Hey Brad, Thanks for the response!
A1 - I have been messing with the setting in question 2 like a crazy person ( Now I feel a bit dumb ). The server in question didn't have much RAM as it is just a backend processing server that does X, Y and Z little jobs. No users touch that box, just scheduled tasks. Last week the box totally ran out of RAM ( There was an out of memory error in the exception / application log ). We doubled it that day and we thought we had solved the issue. Yesterday morning, the Lucee process just froze. Plenty of disk space, RAM and everything else looked good. Even weirder, the service was showing as running.

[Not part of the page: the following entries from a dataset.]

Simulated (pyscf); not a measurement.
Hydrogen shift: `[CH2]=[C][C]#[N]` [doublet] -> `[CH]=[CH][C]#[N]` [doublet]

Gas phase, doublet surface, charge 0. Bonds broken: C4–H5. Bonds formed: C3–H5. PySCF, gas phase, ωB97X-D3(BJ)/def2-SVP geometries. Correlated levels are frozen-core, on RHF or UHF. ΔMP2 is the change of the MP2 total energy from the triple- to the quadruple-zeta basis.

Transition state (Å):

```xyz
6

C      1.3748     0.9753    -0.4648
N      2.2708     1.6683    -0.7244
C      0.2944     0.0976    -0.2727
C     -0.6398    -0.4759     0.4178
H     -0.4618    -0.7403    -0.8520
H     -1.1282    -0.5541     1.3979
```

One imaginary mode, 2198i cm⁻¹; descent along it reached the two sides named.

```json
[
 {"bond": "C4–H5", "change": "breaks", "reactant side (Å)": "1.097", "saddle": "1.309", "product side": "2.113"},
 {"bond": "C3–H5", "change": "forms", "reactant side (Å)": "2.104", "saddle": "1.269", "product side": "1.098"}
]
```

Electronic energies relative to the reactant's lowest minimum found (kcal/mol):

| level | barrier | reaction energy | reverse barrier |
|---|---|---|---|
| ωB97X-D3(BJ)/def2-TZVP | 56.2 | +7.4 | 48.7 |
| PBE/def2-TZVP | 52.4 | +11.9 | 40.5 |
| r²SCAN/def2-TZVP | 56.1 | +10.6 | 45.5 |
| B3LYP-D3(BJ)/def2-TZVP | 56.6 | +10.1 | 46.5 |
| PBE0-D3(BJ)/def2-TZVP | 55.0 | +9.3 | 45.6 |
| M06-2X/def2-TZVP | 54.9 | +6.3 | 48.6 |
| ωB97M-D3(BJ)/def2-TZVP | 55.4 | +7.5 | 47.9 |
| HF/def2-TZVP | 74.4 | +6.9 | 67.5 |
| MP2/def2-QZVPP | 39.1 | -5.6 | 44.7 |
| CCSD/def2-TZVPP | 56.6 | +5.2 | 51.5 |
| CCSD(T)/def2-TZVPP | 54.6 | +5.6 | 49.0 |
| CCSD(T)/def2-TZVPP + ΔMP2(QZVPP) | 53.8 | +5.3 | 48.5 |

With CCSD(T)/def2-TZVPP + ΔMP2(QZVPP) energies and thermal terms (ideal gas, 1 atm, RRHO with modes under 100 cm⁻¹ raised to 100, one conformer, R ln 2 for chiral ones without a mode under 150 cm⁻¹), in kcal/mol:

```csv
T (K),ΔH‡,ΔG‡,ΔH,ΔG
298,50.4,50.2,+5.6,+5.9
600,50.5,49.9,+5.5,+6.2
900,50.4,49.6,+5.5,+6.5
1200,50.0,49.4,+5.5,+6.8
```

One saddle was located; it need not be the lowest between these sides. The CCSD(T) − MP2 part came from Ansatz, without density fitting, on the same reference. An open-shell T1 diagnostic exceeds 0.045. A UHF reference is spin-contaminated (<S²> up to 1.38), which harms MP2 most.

A2 - Nope, there was literally only 1 error in the log showing 1 long running process ( 50 whole seconds ) and then the server appears to have stop responding. With that said, it did appear that the server would start working for a bit ( long enough to schedule a batch ). Here is how it works and what we saw:
SCENARIO: The server looks for things to do every 1 minute. If there is a gap ( lets say we turn the machine off for 5 minutes ) the scripts sends a mail saying it has started the scheduling process again. So usually the machine never sends this message unless of a prob / restart. We got the following emails yesterday:
Schedule Failure (Auto Reset) - 4:44 AM
Schedule Failure (Auto Reset) - 4:51 AM
Schedule Failure (Auto Reset) - 5:01 AM
Schedule Failure (Auto Reset) - 5:15 AM ( After we restarted Lucee )
The timeout in the log occurred around 4:40 AM and was on a CFHTTP request and we see this is when the box hung. Our HTTP heartbeat software shows the box down from 4:41 AM - 5:15 AM. We had someone looking into this at 4:05 AM. We never saw the server respond.
I know this is way more than you wanted to here, but I would love to help clear up this issue in anyway that I can. I usually don't put SNAPSHOTS on our production machines. Let me know if you think that is our best option in this case.